Personal finance savvy is a critical make-or-break issue when teens graduate from high school and enter their first steps of the independent phase of life, away from the cushion of parents and family for the first time, whether away at college or learning to work and maintain their own living space. Unfortunately, for many the jump into the adult world is a rude awakening in money matters and many crash before they learn to manage their money instead of letting it manage them. A recent survey from the Center for Financial Literacy (CFL) at Champlain College revealed that public education is doing little to stem the tide of financial illiteracy in most U.S. states.

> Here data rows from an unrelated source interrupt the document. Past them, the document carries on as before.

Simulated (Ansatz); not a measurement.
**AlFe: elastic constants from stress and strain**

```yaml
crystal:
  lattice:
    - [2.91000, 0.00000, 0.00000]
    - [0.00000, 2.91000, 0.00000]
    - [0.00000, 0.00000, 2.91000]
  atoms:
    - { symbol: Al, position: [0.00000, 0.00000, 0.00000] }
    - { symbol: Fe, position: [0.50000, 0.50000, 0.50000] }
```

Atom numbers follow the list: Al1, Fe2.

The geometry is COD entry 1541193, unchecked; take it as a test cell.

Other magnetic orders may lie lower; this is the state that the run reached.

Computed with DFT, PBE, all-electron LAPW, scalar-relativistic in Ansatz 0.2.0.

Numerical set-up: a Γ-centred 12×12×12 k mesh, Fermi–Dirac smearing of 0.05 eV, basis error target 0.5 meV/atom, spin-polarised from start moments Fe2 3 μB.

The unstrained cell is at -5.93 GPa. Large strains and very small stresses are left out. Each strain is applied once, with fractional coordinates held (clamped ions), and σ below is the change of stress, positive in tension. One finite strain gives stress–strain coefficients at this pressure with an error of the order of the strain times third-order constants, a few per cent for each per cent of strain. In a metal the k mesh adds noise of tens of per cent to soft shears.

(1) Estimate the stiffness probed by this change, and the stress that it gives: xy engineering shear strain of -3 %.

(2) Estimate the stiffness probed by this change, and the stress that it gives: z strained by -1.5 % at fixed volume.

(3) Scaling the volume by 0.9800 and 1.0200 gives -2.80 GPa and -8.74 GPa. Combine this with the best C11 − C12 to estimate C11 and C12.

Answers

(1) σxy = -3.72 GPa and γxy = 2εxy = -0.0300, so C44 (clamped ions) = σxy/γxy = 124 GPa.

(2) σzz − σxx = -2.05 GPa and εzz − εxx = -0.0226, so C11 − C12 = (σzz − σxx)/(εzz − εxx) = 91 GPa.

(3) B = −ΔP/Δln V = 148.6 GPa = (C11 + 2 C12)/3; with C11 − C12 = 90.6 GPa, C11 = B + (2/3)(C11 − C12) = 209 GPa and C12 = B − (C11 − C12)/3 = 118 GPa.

A U.S. Bank report indicates that at least 65 percent of the students ages 18 to 30 years old feel insecure and ill-prepared by their formal education, whether in high school or college, to competently navigate the world of personal finance. USA Today proposes better education in financial matters as one solution to the problem. While some teens pick up some knowledge and know-how through parent instruction or example, not every parent is providing this life skill during the critical training years when children can make affordable mistakes and learn in a safe environment without the catastrophic consequences that adults experience when they do not manage their money well. Popular, but faulty assumptions about credit and debt, lead many down a destructive path of financial ruin just because “that’s the way it’s done” without stopping to consider healthier alternatives.
The Champlain College study graded each state on its high school financial literacy education requirements and half rated from mediocre to abject failure to provide any grounding in personal finance skills. Only a handful rated an A and of those only Utah had a clear plan of accountability and assessment to be sure that students were actually learning, retaining and applying these skills to their own lives, which is the entire point of education in money management to begin with.
CFL’s director John Pelletier explains that effective financial education is not a one shot course in high school or college but rather a cumulative effort that should start early and be integrated into the education system at all levels. Young children can learn that the things they want cost money for instance by taking money out of their piggy banks for that dearly desired toy and placing it in the hand of the cashier themselves, suggests well-known financial expert Dave Ramsey. As they mature and master the early basics, they can begin to learn how to manage a bank account, earn their own money and budget.
Classroom work can give them a grounding in the realities behind borrowing, whether for a car, a house or student loans. Financial education should point out the fallacies and dangers of a lifetime habit of borrowing, credit and credit cards, as opposed to learning patience and delayed gratification skills that make it possible to save up and pay cash for the things they want, even big-ticket items.
They can also run some calculations and see how a little saving and investing over a lifetime can reap big benefits to provide for retirement. It teaches them to think and plan ahead so that they do not dig themselves into a financial hole or come to retirement with nothing to retire on. The earlier children and teens learn the realities of how money works, the sooner they can start planning to “tell their money where to go instead of wondering where it went,” as Ramsey likes to say.
The important thing is to lay a strong foundation in personal finance know-how so they can build on it for the future and be successful, rather than faltering at the gate. Philly.com reports that Principal John Chargois of Union High School in Tulsa, OK and business teacher Sandra Deiseroth from Horseheads, N.Y. both endorse the FoolProof financial education program as a rigorous and standards-based program that meets the requirements of Common Core. Dave Ramsey offers Foundations in Personal Finance as a comprehensive way of instilling the necessary financial skills in young people so that they thrive in the adult world and avoid the pitfalls that get so many into trouble.
No matter which curriculum is used, the bottom line is that parents and schools need to work together to strengthen and build up the personal finance savvy of teens before they are launched into independence. To send them out without a plan is dooming them to fail unnecessarily and repeat the mistakes they have seen others make because it seems like “the thing to do.” No one wants the heartache that comes at the end of that road and the best way to up the odds of a lifetime habit of successful financial management is to weave a correct understanding of money and how it works into their worldview from the beginning.